But reading a children’s book - particularly one that Year 5 boys are raving about - counts as work, right? Time reading what they are reading is always time well spent.
There are children’s books out there that I don’t like but this isn’t one of them. From the first page, just like my young pupil, I was hooked. I loved the style, the sly asides; I loved the fast-paced, page-turning adventure. But more than that, I enjoyed the pungent whiff of scholarliness that drifts off the pages. It can lead, if you are not very careful, to a rather strong out-of-term interest in the stories of the Ancient Greeks. All sorts of topic-type ideas tumbled into my brain as I sat out in the garden, nose in the book, pretending to keep my darlings from harm.

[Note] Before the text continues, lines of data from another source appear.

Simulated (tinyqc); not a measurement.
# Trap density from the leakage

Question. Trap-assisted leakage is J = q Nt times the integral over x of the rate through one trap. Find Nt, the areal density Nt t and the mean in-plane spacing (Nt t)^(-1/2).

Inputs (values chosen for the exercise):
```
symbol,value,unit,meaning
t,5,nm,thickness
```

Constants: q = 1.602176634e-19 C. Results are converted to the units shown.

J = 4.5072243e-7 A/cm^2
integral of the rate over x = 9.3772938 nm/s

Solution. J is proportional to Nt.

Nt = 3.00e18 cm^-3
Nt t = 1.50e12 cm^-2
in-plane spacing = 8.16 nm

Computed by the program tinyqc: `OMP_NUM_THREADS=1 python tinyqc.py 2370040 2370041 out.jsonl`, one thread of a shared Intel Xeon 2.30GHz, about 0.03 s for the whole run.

There you are, reclining in the sunshine, and before you know it, you have reached for your glitter gel pens and your new notebooks. Then you are jotting down the ancient stories you know and the ones you don’t. It doesn’t take long before you are wondering whether you could plot the places mentioned on a map, ready for your own odyssey; you make a list of celestial beings and hideous monsters so you know who’s who. A monster-fighting guide is the tip of the iceberg of literary possibility.
So, with the rest of the holidays hovering before us, I have absolutely no hesitation in recommending this book. If you teach the upper juniors and you’ve got the Ancient Greeks in the planner, I’d say it was a necessity. And yes, there are other books in the series. And yes, I have read all of those, too.
This summer I plan to read: Something trashy!